Shape memory alloys (SMA) show highly nonlinear hysteretic stress-strain temperature responses due to martensitic phase transformations reversible up to about 5% tensile strain while reaching stresses of about 1GPa in thousands of cycles. This yields very large energy which can be utilized in smart structures for actuation, damping, impact absorption or simply for designing highly elastic (superelastic) members of engineering structures. They have been around for over five decades, and since that, many mechanics models capable of simulation of their response have been developed and published in the literature over the last two decades.

Nevertheless, when one tries to use these models to design or safely control smart structures, many common problems arise. While trying to identify the reasons for those problems and their best solutions within the S3T community involved in the smart structure design and control, it was very difficult to achieve a mutual agreement between individual teams developing various SMA models. The models and teams involved in the activity are best known by the names of their original proposers (Patoor-Ben Zineb, Aurichio, Lexcellent, Brinson, Lagoudas, Favier-Rio, Sittner-Sedlak).

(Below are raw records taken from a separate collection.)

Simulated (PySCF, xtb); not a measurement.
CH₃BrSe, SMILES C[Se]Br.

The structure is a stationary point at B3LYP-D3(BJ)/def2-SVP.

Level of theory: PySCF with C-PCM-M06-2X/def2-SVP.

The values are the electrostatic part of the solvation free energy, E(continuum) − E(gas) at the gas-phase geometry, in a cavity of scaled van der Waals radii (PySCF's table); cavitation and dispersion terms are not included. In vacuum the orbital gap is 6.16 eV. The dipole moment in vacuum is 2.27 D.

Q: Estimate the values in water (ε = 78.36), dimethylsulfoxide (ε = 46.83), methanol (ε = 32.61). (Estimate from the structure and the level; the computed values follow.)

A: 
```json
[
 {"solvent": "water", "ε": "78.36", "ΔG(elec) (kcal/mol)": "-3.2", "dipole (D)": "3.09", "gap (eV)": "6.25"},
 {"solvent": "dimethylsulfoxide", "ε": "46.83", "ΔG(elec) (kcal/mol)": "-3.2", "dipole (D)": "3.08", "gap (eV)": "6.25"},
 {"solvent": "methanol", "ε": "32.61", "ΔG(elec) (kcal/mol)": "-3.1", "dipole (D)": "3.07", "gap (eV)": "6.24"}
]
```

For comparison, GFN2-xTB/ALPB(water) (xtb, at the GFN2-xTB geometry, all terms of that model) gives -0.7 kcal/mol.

Following 5 key issues were identified:

  1. Functional responses of SMA elements are thermomechanical hysteretic in nature, which requires the SMA models to predict great variety of responses to simultaneously varying stress (strain) and temperature conditions. It is not sufficient to simulate mechanical response at constant temperature.
  2. Frequently multiple very different deformation mechanisms proceed in a thermomechanically loaded SMA elements depending on the stress, strain and temperature which makes parameterisation and formulation of constitutive equation very complicated.
  3. SMA models must be able to capture partial (internal) cycle responses of SMA elements in thermal, mechanical, thermomechanical loads originating from energy dissipation and related hysteresis and leading to path and history dependence of the simulated responses.
  4. Modelling mechanical responses of SMA elements in which strain (stress) gradients exist remains to be a problem.
  5. There is still a lack of good experimental data for general multiaxial loading conditions. This is true in particular for the cases of non-proportional loading, where phenomena as coupling between tension and torsion, path memory or ratchetting upon cyclic loading naturally appear in the absence of dislocation slip and must be captured by the constitutive equation.

Hence it was decided to perform the Roundrobin SMA modeling activity as a benchmark for the available SMA models which would test their ability to deal with the above 5 key issues simply by providing suitably selected set of experimental dataset to all participating teams, asking them to use their models to perform appropriate simulations and mutually compare the results. The goal was to map how these SMA models approach the problem and identify the common weak points and their consequences for the quality of simulations i.e. not to compare the mutually very different SMA models. The emphasis has been put on the SMA model development.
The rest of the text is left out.